At the moment i have 5 mAPLite, all set manual up vlan, ip, wlan and so on, they are connected to my MT router’s trunk.
MT router handle it all firewall, DHCP…
Can the CAPsMAN be set to only handle wifi stuff like SSID, channel, encryption…
If so how?
Last time i used CAPsMAN it was so slow that i disabled it and set all manually.
If you set capsman forwarding, this is what happens (how I understood):
1- data arrives at maplite through Wifi
2- data gets encrypted in SW (on a slow device)
3- data is send over the encrypted link to capsman
4- data is decrypted in SW on capsman device (for 5 mAP Lites !!)
5- data is forwarded to end-target (or handled by bridge or …), regular business here
6- reply comes back to capsman
7- data is encrypted again
8- data is sent to maplite
9- data is decrypted again
10- data is delivered to client device.
You get the idea already ?
Take into account maplite is a slow device (I have one too, I don’t expect fabulous traffic to be sent trough it, but it’s multi-purpose usage is its power. That and it’s cool to have a full blown router in the palm of your hand ).
And not knowing what you use as CAPSMAN, it can have a major hit there as well since all encrypting/decrypting for capsman is done in SW, times 5.

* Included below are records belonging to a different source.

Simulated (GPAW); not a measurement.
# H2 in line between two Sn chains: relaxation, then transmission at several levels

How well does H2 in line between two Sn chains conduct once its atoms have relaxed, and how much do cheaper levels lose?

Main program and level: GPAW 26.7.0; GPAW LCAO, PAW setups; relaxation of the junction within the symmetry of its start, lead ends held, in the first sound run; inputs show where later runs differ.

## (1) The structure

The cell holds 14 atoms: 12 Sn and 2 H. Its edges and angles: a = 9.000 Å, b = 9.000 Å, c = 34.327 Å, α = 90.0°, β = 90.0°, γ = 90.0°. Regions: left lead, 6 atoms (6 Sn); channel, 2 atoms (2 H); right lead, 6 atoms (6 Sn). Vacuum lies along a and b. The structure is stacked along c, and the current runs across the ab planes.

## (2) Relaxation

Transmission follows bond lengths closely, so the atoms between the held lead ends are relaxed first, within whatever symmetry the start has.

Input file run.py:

Use local forwarding and there is no encryption, no decription, only network stuff.
Goes a lot faster.
Unless something has changed and the Wiki manual has not been updated accordingly, only the control part of the CAP<->CAPsMAN traffic is encrypted. So only the encapsulation/decapsulation (addition/removal of additional headers) makes the difference between local forwarding and capsman forwarding.
OK, good to know.
From what I learned up til now it was everything.
EDIT: After rereading that wiki, local or manager forwarding remains relevant especially if the normal gateway for that network is not the capsman device itself.
Also useful to know which CAPSMAN device is being used.
E,g, I can get up to 60mb download on a maplite (simple speedtest on a PC connected via Wifi to maplite, maplite connected to hex using ethernet, hex to 200Mb/20mb connection of ISP).
Times 5 means roughly 250/300mbs if all comes together. If CAPSMAN or gateway or ISP only has a connection of 100Mb or less, then that will be the bottleneck.
@homerouter
Might be useful to post your config of the capsman device ?
/export hide-sensitive file=anynameyouwish, post config here between code quotes.
Just checked with ROS 6.47.10 and IP-connected CAP - yup, not encrypted. When sniffing the CAPsMAN traffic while pinging a wireless client on the CAP with caps-man forwarding, I can see the complete Ethernet frame to be encapsulated in plaintext.